Scottish National Investment Bank’s income rises despite £77m paper loss

Al Denholm
The Scottish National Investment Bank (SNIB) has reported an unrealised paper loss of £77 million in its latest annual report, attributing the figure to valuation changes across its portfolio in a “challenging economic context”.
Despite the loss, the taxpayer-owned bank highlighted its operational profitability and a “healthy pipeline” of future opportunities.
For the second consecutive year, the bank’s income of £34.5 million outstripped its operating costs of £16.2 million. The income figure marks a 78.8 per cent increase year-on-year, while the bank’s portfolio has grown to include 42 businesses and projects.
Established in November 2020 with a £2 billion, ten-year commitment from the Scottish Government, SNIB is tasked with investing in companies that deliver both financial returns and societal benefits. Its key missions are supporting the transition to net zero, tackling place-based inequality, and scaling up innovation.
Chairman Willie Watt acknowledged the tough economic backdrop but noted the bank had made “continued progress” in developing its capabilities. He stressed that as a development bank, SNIB’s role is to provide long-term growth capital where commercial lenders may not, often by taking on greater risk. “We take any individual losses seriously but recognise that an appropriately high level of investment risk is essential to our role in Scotland’s investment landscape,” he stated.
In the 2024-25 financial year, the bank committed £145.1 million to new ventures and leveraged this to “crowd in” an additional £324 million in private investment. Since its inception, SNIB has committed over £785 million, attracting a further £1.4 billion from other investors.
However, both the commitment and deployment figures for the year fell below internal targets. Outgoing chief executive Al Denholm explained this was a result of a robust due diligence process. “We would never compromise our robust due diligence process to rush a deal through,” he said, adding that several potential investments towards the end of the financial year did not meet the bank’s requirements.
Addressing the challenge of working within a yearly budget cycle, Mr Denholm welcomed the Scottish Government’s decision to grant the bank greater flexibility to carry over its investment allocation into the next year. “We hold our investments over a longer term and would expect to see our valuation change and level off as our portfolio matures,” he added.
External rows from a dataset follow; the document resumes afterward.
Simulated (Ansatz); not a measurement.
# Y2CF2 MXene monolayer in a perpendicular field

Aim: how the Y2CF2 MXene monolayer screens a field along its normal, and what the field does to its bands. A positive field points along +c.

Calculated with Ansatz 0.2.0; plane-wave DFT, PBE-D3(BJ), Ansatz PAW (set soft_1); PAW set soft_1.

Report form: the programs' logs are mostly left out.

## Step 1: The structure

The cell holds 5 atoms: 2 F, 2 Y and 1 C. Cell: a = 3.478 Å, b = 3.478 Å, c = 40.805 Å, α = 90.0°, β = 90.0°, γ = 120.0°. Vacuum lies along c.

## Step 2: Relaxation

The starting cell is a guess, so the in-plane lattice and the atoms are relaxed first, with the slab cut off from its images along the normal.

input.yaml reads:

Further bolstering its capabilities, the bank’s subsidiary, Scottish Investments Ltd (SIL), secured phase one authorisation from the Financial Conduct Authority (FCA), enabling it to arrange investment deals and help attract more private capital into Scotland.
While the statutory loss before tax of £58.4 million may attract scrutiny, the bank’s leadership maintains that its long-term mission to support innovative Scottish companies through their critical early stages is on track.